SQLite: Efficient substring search in large table

Aletheios picture Aletheios · Jul 4, 2012 · Viewed 7.6k times · Source

I'm developing an Android application that has to perform substring search in a large table (about 500'000 entries with street and location names, so just a few words per entry).

CREATE TABLE Elements (elementID INTEGER, type INTEGER, name TEXT, data BLOB)

Note that only 20% of all entries contain strings in the "name" column.

Performing the following query almost takes 2 minutes:

SELECT elementID, name FROM Elements WHERE name LIKE %foo%

I now tried to use FTS3 in order to speed up the query. That was quite successful, query time decreased to 1 minute (surprisingly the database file size increased by only 5%, which is also quite good for my purpose).

The problem is, FTS3 seemingly doesn't support substring search, i.e. if I want to find "bar" in "foo bar" and "foobar", I only get "foo bar", although I need both results.

So actually I have two questions:

  1. Is it possible to further speed up the query? My goal is 30 seconds for the query, but I don't know if that's realistic...

  2. How can I get real substring search using FTS3?

Answer

Hai Feng Kao picture Hai Feng Kao · Apr 2, 2013

Solution 1: If you can make every character in your database as an individual word, you can use phrase queries to search the substring.

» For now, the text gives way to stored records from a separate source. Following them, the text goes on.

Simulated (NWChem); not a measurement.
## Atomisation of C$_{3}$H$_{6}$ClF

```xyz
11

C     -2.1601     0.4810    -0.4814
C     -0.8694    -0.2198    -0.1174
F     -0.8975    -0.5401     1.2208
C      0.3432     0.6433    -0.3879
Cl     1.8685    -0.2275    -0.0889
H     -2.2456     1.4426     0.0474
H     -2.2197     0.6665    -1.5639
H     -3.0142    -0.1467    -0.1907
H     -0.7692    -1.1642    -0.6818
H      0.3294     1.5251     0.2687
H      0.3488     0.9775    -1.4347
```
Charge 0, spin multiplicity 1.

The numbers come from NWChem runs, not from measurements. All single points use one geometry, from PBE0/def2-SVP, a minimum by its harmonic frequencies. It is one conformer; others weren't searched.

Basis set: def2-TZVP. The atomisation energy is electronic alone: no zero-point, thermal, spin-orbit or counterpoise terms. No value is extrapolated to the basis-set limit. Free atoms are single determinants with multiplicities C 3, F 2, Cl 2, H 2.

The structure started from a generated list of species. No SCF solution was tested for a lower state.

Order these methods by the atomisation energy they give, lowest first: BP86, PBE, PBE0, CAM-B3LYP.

For example, assume "my_table" contains a single column "person":

person
------
John Doe
Jane Doe

you can change it to

person
------
J o h n D o e
J a n e D o e

To search the substring "ohn", use phrase query:

SELECT * FROM my_table WHERE person MATCH '"o h n"'

Beware that "JohnD" will match "John Doe", which may not be desired. To fix it, change the space character in the original string into something else.

For example, you can replace the space character with "$":

person
------
J o h n $ D o e
J a n e $ D o e

Solution 2: Following the idea of solution 1, you can make every character as an individual word with a custom tokenizer and use phrase queries to query substrings.

The advantage over solution 1 is that you don't have to add spaces in your data, which can unnecessarily increase the size of database.

The disadvantage is that you have to implement the custom tokenizer. Fortunately, I have one ready for you. The code is in C, so you have to figure out how to integrate it with your Java code.